You found a praying mantis egg case stuck to a twig, or you bought one online, and now you want to know what to do with it. Here’s the honest answer from someone who hatches these for a living: most people shouldn’t. Let me explain what an egg case actually is, how to identify the one you found, and why hatching it is harder than anyone tells you.
What is a praying mantis egg case?
A praying mantis egg case is called an ootheca (plural: oothecae). The female mantis produces it from a frothy secretion that hardens into a tough, foam-like shell. Inside that shell are dozens to hundreds of eggs, arranged in chambers.
One ootheca is not one mantis. One ootheca is a whole brood. Depending on the species, a single egg case holds anywhere from 50 to over 200 nymphs. When it hatches, they don’t trickle out over days. They come out all at once, in a wave, within an hour or two.
That number is the entire point of this article. People find an egg sac, picture a single pet mantis, and have no idea they’re holding a population.
How to identify an ootheca in your yard
If you live in North America and found an egg case outdoors, you almost certainly have one of two species, neither of which is something we breed or sell.
Chinese mantis (Tenodera sinensis) ootheca: Big, rounded, tan to light brown, about the size of a walnut. Puffy and almost styrofoam-looking. Usually stuck to a sturdy twig, fence wire, or plant stem a foot or two off the ground. This is the most common egg case people find in the US, because Chinese mantises were widely introduced and are sold as garden pest control. A single Chinese mantis ooth can release 100 to 300-plus nymphs.

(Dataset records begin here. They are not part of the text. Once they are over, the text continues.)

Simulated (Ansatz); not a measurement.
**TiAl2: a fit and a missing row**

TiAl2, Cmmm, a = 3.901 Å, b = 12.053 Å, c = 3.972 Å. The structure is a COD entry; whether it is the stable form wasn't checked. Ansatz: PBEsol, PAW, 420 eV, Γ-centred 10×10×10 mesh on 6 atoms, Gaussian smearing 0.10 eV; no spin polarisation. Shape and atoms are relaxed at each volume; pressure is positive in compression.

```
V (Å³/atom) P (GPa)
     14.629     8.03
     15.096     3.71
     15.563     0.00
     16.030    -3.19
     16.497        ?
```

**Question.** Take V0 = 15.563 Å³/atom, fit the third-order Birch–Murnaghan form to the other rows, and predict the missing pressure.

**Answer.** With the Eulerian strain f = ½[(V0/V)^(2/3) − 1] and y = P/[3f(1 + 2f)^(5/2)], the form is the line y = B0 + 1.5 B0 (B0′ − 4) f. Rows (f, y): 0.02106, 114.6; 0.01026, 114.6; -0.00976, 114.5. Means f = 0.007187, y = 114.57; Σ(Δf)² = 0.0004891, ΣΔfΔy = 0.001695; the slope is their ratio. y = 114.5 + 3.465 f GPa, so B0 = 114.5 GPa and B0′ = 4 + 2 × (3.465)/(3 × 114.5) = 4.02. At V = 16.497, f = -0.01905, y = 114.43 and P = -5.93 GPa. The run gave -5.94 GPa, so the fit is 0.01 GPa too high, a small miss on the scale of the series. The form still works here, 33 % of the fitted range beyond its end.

Carolina mantis (Stagmomantis carolina) ootheca: Smaller, longer, and flatter. More elongated and streamlined than the Chinese ooth, often grayish. Native to much of the US.
Both are typically laid in fall and overwinter outdoors, hatching in late spring when temperatures climb. If you found one in winter, it’s dormant and waiting for warmth. That timing detail matters more than you’d think, and we’ll get to why.
A quick note: if you found an ootheca outside, the best thing you can usually do is leave it where it is. It’s a native or naturalized garden insect doing its job. You don’t need to rescue it.
Should you hatch a praying mantis egg case?
Honest answer: probably not. I say that as someone whose whole business is producing healthy mantises. Here’s what people don’t see coming.
The timing is out of your control. An overwintering ooth hatches when it decides to, often after weeks of warmth. You can’t schedule it. People put an egg case in a jar, forget about it, and walk into a room full of escaped nymphs.
A hundred-plus pinhead nymphs will escape. L1 mantis nymphs are the size of a mosquito and thinner. They walk through the mesh on most “ventilated” containers. They fit through the gap around a jar lid. The moment they hatch, every one of them is looking for a way out and something to eat. If you weren’t ready, your hatch becomes a hunt for nymphs across your house.
Feeding is a logistics problem, not a chore. Newly hatched nymphs are too small for crickets. They eat flightless fruit flies (Drosophila melanogaster), and they eat constantly. One hatch of 150 nymphs needs hundreds of fruit flies a week. That means keeping active fruit fly cultures going before the hatch, not after. If you don’t have live food the day they hatch, they starve.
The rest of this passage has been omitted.